Earlier this months, following comments from the Director General – Financial Stability Financial Services and Capital Markets (DG FISMA), the department in charge of this proposal, the Commission released an updated version of the non-paper adding further detail to the approach that they propose to take.
The core themes that this paper discussed were:
· The clarification of the notion of financial instruments
· A pilot regime, and
· A bespoke regime under the name Markets in Cryptoassets Regulation.
This theme has been consistent with communication coming out of the Commission for some time. The Commission stance has always been to take a technology neutral approach and whilst there has been pressure for the Commission to regulate cryptoassets or ban them, doing so would end up being product regulation, which the Commission rarely do in any case, and in doing so would be regulating technology.
This would not be in line with objectives set up by President von der Leyen for a Europe that fully grasps the potential of the digital age and strengthens its industry and innovation capacity.
Instead, the approach that has been taken is one of focusing on a regulatory framework for cryptoasset service provider looking to create legal certainty but also enhance market integrity by having standards for people such as issuers, brokers, exchange, and wallet providers.

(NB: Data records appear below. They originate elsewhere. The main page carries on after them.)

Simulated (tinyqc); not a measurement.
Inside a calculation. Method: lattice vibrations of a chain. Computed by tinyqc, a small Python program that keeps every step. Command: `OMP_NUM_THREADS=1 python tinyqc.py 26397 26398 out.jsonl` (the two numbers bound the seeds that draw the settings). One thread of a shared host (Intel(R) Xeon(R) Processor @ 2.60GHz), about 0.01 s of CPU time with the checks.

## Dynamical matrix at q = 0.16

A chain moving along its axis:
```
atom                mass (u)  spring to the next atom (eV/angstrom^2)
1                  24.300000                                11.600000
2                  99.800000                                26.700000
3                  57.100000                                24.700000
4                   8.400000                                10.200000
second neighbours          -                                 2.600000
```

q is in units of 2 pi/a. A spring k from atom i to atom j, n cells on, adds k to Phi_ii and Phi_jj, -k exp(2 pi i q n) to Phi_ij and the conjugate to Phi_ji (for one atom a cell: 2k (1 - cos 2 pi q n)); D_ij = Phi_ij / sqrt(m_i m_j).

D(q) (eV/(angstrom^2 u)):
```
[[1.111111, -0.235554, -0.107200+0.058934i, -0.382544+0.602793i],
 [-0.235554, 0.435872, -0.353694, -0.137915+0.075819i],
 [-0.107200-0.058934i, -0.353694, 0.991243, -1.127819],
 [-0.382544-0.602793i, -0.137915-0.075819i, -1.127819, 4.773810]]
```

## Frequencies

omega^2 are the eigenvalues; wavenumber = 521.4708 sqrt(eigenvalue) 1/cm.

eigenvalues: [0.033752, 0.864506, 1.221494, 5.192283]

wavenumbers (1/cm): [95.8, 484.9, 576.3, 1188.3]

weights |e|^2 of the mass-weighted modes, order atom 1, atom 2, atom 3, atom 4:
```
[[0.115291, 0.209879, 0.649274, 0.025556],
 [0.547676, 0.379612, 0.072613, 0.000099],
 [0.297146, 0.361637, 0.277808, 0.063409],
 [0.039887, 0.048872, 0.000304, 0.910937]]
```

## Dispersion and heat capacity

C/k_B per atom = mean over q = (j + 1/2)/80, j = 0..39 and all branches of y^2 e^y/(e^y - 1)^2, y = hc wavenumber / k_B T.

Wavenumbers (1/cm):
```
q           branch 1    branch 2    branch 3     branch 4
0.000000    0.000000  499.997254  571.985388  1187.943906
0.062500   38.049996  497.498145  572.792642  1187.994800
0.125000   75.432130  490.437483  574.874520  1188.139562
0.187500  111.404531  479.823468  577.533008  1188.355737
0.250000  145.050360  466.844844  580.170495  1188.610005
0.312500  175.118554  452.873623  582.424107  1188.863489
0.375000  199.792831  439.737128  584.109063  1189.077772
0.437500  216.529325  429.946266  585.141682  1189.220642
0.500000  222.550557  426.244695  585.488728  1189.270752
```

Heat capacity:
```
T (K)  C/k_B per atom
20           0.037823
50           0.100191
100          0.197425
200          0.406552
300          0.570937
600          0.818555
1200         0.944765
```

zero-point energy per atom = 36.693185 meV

It is important to ensure that the regulation of a cryptoasset should follow its economic function. In order to clarify this and ensure full harmonization on this approach, it is suggested that there is a modification of the notion of financial instruments to make sure that such financial instruments can be issued on a digital ledger. This legislative amendment would be supplemented with an interpretative guidance to increase convergence.
On the Pilot Regime, the Commission notes that a sandbox like approach could be created to assess DLT market infrastructures. This would enable both market participants and regulators to gain experience on the use DLT, the benefits of that technology and the novel form of risks it creates.
At the initial stage there is an easy entry where the DLT market infrastructure would be either a DLT Multilateral Trading Facility (MTF) or a DLT Central Securities Depository (CSD). Prospective market participants would be required to obtain a specific permission granted by their NCAs under the conditions set out in the new legislation, and on the top of their existing authorization as investment firm or CSD. While this may seem to favour the incumbents, it is understandable given the pilot stage of this regulation.
In addition, in order to avoid creating any financial stability risks, the DLT market infrastructure would only be allowed to admit to trading or to record on the digital ledger simple financial instruments like shares and bonds.
ESMA will issue a non-binding opinion on the permission to be granted and the exemptions requested by the applicant, taking into account the objectives of investor protection, market integrity or financial stability and with the view to ensuring the consistency and proportionality in terms of exemptions granted by competent authorities to DLT MTFs. ESMA would also fulfil a coordination role between competent authorities.
The applicant will also be subject to additional requirements which are all aimed at enhancing the knowledge and diligence of the national competent authorities.
This pilot regime is envisaged as a temporary regime to enable market participants, regulators and the European Supervisory Authorities (ESAs) to gain experience on the use of DLT in the E.U. financial service legislation. After a three-year period, it is intended that the Commission would produce a detailed report on this pilot regime to the Council and Parliament.
The largest part of the non-paper is the detail on the proposed bespoke regime, Markets in Cryptoassets (MiCA). The regime is being considered in the form of a Regulation to establish harmonized requirements at E.U. level for issuers that seek to offer their cryptoassets across the Union and cryptoasset service providers wishing to apply for an authorization to provide their services in the single market.
This initiative would replace existing national frameworks applicable to cryptoassets not covered by existing E.U. financial services legislation and doing so, the regulation will also look to establish E.U. wide definitions for a number of key terms.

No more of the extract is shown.